Red dwarfs, such as TRAPPIST-1, make for great stars to search because they are already dim, making any change in brightness easier to detect. Planets orbiting dwarf stars generally have short orbital periods, making an entire trip around in weeks or even days, so there is plenty of opportunity to catch them moving across the face of the star. (The TRAPPIST-1 planets orbit their star in anywhere from 1.5 to about 20 days).
Red dwarfs are also the most common and longest-living stars in the galaxy. An estimated 85 percent of the 100 billion stars in the Milky Way are red dwarfs. TRAPPIST-1 will continue slowly burning hydrogen for another 10 trillion years, 700 times longer than the entire history of the universe—plenty of time for life to take root and evolve.
These worlds, as exciting as they are, have a few properties that call their potential habitability into question. For one thing, the planets are likely tidally locked with TRAPPIST-1, meaning the same face of the planet is always facing the star, just like one half of the moon always faces the Earth. If this is the case, one side of each planets experiences perpetual daylight while the opposite side is stuck in an endless night.
Another concern is that red dwarfs can be particularly active stars with stellar eruptions, flares, and coronal mass ejections bombarding the nearby planets with radiation. A recent study casts doubt on the habitability of the closest exoplanet to Earth, Proxima-b, for this reason. That said, TRAPPIST-1 is a cooler star than Proxima Centauri, and it might not rain down high-energy particles on its planets so relentlessly.

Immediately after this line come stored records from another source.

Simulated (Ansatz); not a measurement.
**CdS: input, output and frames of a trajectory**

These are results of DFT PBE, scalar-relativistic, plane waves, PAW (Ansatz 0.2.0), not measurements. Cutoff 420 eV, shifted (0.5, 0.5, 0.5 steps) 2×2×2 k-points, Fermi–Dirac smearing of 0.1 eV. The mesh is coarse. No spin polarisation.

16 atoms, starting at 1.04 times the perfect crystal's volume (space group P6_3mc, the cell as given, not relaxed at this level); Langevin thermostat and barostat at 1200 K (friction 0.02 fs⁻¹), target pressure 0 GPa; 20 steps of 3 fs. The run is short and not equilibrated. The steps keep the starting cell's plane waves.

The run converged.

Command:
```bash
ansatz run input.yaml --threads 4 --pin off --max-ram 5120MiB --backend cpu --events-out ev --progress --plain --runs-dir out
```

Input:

“To the best of our knowledge, TRAPPIST-1 appears particularly quiet,” says de Wit.
It may be that TRAPPIST-1 is a gentle, life-giving star after all. But it’s almost 40 light-years away, particularly small and exceedingly dim. How do we find out for sure?
PROBING THE ATMOSPHERES OF EXOPLANETS
There is a developing plan to launch small nanoprobes to the Alpha Centauri system, the closest stars to us, known as Breakthrough Starshot. With a network of large lasers on Earth, it just might be possible to accelerate a probe to roughly 20 percent the speed of light by constantly hitting a reflective surface with the concentrated beams of light. This technology, known as photonic propulsion, could allow us to reach Alpha Centauri in 20 or 30 years.
But we’re not going to TRAPPIST-1 anytime soon. It’s about eight times farther away than Alpha Centauri. Even if we could launch a probe at relativistic speeds, it would take two centuries to get there, the immense distance makes it unlikely that it would arrive at all. Even if it did, detecting a signal from a small nanoprobe 40 light-years away would be darn near impossible. For now, we need to study the TRAPPIST system from home.
We can do more with our telescopes than you might think, especially new ones expected to go online in the 2020s. By imaging the light that passes through an exoplanet’s atmosphere, we can look for gaps in the electromagnetic spectrum—wavelengths of light that are absorbed by the presence of specific elements. This technique, called absorption spectroscopy, can tell us the composition of a planet’s atmosphere, even 40 light-years away.
“There is a lot to be done with what we already have and what we are about to have!” says de Wit in regard to telescopes. “With observations of this system taken by Hubble last May, we have already ruled out the presence of puffy, hydrogen-dominated atmospheres around the two innermost planets, which means that they are not ‘mini-Neptunes’ that would be uninhabitable, but are terrestrial like Mercury, Venus, Earth and Mars.”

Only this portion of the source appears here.